The Armchair Politician

The first assignment for my Operating Systems class is to write a threading library for Linux. It’s not comprehensive, but it should support most of the “basic” functions: init, create, wait, join, exit, and so on. Plus, it should come with a mutex library for synchronization (which, coincidentally, it should use itself in order not to trip over its own toes).

It’s one of the first programming assignments I’ve had in awhile which I’ve really actually gotten into. The code itself is surprisingly straightforward, only nuanced. What I mean by that, I suppose, is that the algorithms for doing this aren’t too mentally taxing (yet), but the API I’m using (ucontext.h’s setcontext, makecontext, swapcontext, and getcontext functions) is completely foreign to me, as is the concept of signal handling in C. There’s an alternative (setjmp.h’s longjmp, siglongjmp, setjmp, and sigsetjmp functions) which is generally used for comprehensive threading libraries (I believe pthreads uses it, but I’m not positive), but it’s a bit more difficult, and what I’m using now is “good enough”. I may still change to the latter library, but only once I’ve gotten the current implementation working.

Anyway, ucontext. It abstracts the concepts that I need pretty well, but there’s some leaks. For instance, valgrind, a popular program analzyer, reports a bunch of “interesting” memory reads and writes, plus a few uses of uninitialized memory. Even though they’re (what I believe to be) completely valid (and the memory is initialized, dammit), the fact that contexts are being swapped and the code pointer is being thrown around all over the place seems to be throwing it for a loop. Maybe this is an issue with any threading library, though, and simply a limitation of our ability to analyze memory accesses. I don’t know.

The problems reported by valgrind don’t seem to be causing any functional. There are other more substantial issues, however. For instance, the concept of a “thread” is something I’m inventing on top of these contexts (the quotes will be used from now on to distinguish between my simulated “threads”, and the operating system’s understanding of a thread). Because of this, I ran into an issue with my program terminating. As it turns out, when setcontext switches to a context, and that context reaches the end of the function it was told to run, the thread exits. But not my “thread” — the actual kernel-recognized concept of the thread my application is running in. Oops.

It was reasonably easy to fix. You’re allowed to give a context another context to return to when it’s finished running. This is similar to a callback function, only it requires more memory and yet more code to initialize the context. And I have to create one for each “thread” (more on this later). So, I make a context which starts running a function that turns the currently-executing “thread” into a zombie and re-runs the scheduler. I will have needed this anyway, but it would have been nice not to have my entire program exit just because some context returned, but I can see why the API was designed this way; it’s not entirely clear what the context should do when it’s finished (you’re not really running multiple programs at once using these contexts, you’re simply saving a context’s state, then swapping to it when a scheduler is run; how should a context know what other context to go to when it’s done executing unless you specifically tell it?). I’m going to have to extend this zombie function later, though; once I implement wait, join, and the like, the thread will have different things to do when it terminates. For instance, when I join a thread, the thread should clean itself up entirely and get its return value back to the joiner. When it’s waited on, yield back to the waiter. And finally, when nobody seems to care about it, it has to sit around in a zombie state until the program exits, just in case another piece of code ever ends up referring to it later.

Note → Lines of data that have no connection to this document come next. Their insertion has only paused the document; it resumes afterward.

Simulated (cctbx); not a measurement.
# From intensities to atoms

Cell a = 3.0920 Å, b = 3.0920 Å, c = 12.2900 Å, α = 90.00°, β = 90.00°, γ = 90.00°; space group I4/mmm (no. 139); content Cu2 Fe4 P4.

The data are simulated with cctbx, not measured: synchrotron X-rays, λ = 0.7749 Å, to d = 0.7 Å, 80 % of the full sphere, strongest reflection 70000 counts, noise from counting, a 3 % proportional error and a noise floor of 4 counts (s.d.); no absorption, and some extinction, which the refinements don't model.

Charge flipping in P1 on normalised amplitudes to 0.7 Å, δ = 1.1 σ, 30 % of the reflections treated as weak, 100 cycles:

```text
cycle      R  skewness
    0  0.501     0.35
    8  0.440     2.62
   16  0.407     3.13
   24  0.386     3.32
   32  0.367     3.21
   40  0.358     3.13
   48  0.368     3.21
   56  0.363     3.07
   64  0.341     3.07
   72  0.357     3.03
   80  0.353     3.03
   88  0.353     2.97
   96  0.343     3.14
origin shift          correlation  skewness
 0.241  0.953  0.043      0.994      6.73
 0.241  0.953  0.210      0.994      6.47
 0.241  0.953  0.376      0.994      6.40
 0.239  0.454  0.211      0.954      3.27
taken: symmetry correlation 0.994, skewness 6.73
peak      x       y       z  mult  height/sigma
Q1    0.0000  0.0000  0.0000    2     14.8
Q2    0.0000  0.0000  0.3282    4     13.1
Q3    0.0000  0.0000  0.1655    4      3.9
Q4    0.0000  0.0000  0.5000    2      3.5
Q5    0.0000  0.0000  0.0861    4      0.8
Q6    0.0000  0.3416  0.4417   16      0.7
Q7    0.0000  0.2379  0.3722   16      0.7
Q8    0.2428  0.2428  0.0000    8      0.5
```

I mentioned earlier that I have to create a zombie context for every “thread” I make. I had hoped I could make one zombie context that they can all share, but initial attempts to do so have all failed; I’ll return to it later. Essentially, a context includes not only all the memory and stack of the program at that point in time, but also where the code is currently being executed (i.e., the code pointer). So when a zombie thread calls the function to zombify it, it enters the function and continues down. I haven’t found a reasonable way to “reset” the context to its original state, so other zombies which would swap to this context find themselves past the cleanup and zombification steps.

Another potential would be to create two zombie contexts. When one runs, it cleans up the other (which should theoretically no longer be in use, with proper mutex usage), reallocates the memory and creates a new, fresh zombie context, points the “current” zombie context to the newly-created one, and yields back to the scheduler. The next time a zombie is run, it uses the new context, frees and reallocates the (previously) old one, then points at that one again. I’ll try this approach whenever I have time.

Besides these issues, I’m proceeding quite quickly through the assignment. I’ll have to dedicate a lot of time over the weekend to it, but I’m not worried about the deadline, since I have nothing else due in the period (I do have one test, though). I’ve already implemented thread creation, grabbing the current thread handle (which is trivial in my implementation, so I might as well have) (note to self: I may want to use this function rather than referring to the current_thread pointer, just to be safe), scheduling, and thread cleanup. Only three of the several API functions I’m supposed to implement have been finished (i.e., create, get current thread, and init), but I have most of the actual threading code written, so writing the other publicly-exported functions should be relatively minor tasks that simply get or poke or manipulate the different structures I’ve already set up using functions I’ve already written. At least, I hope it’s that simple.